Thursday, February 16, 2012

Faith Works 2-18

Faith Works 2-18-12

Jeff Gill


Dreaming of dinner, one entrée at a time



For Christianity, "the table" is an important place. That goes from the elaborated, ceremonial "altar" to saying grace while holding hands around the family table. As Dom Crossan points out so effectively in his writing on the early church, the question "who is invited to the table" has significance which can shake empires, let alone households.


And combined with who is gathered 'round is the question of what's set upon the table. In our day, food choices have a more apparent ethical context than they once did; you can make that a cause for anxiety, or simply use it as a teaching tool.


Teaching the Lad a few new recipes in our home, I'm reminded as we chop and stir that most "authentic" cuisine of various cultures is based on a single, central principle: stretching.

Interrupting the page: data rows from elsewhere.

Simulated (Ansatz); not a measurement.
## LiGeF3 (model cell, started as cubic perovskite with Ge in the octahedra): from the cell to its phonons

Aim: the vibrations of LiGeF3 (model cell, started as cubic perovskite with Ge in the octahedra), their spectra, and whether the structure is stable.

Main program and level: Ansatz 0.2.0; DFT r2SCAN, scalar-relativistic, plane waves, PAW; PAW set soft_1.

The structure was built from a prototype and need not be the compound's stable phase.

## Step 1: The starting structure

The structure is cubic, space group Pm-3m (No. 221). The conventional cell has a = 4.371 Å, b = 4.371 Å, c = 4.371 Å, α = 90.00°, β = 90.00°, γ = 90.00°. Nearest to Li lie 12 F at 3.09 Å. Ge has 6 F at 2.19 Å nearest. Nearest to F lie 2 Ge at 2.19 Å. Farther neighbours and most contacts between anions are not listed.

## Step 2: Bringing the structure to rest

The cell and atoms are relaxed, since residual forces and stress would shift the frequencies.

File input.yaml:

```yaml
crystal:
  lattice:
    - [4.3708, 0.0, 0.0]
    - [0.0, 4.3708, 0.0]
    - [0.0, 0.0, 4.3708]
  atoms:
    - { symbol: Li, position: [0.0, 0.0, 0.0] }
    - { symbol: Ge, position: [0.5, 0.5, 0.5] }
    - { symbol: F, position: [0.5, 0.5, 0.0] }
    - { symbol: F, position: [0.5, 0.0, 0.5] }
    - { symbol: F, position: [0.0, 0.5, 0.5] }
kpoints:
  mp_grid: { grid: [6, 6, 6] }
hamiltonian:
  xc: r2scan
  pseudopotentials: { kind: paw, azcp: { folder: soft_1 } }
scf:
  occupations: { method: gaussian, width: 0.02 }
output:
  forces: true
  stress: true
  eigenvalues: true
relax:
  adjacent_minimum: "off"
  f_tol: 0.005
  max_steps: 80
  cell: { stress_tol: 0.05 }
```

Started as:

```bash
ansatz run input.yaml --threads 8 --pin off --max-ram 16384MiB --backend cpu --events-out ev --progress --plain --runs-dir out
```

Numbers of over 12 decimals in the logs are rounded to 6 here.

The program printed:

Just to clarify, Chinese food in China isn't large quantities of deep-fried meat with a few scraps of largely ornamental and uneaten cabbage and carrots; Mexican food in Mexico does not center on large dollops of sour cream and a thick coating of cheese. Et cetera.


There are for various places on the globe what are called "staples," rice in Asia, pasta in Italy, rotting fish sauce in ancient Rome (and now you know what happened to their empire). Somewhere south of the Rio Grande I'm sure refried beans are relatively common, even if not to Taco Bell levels.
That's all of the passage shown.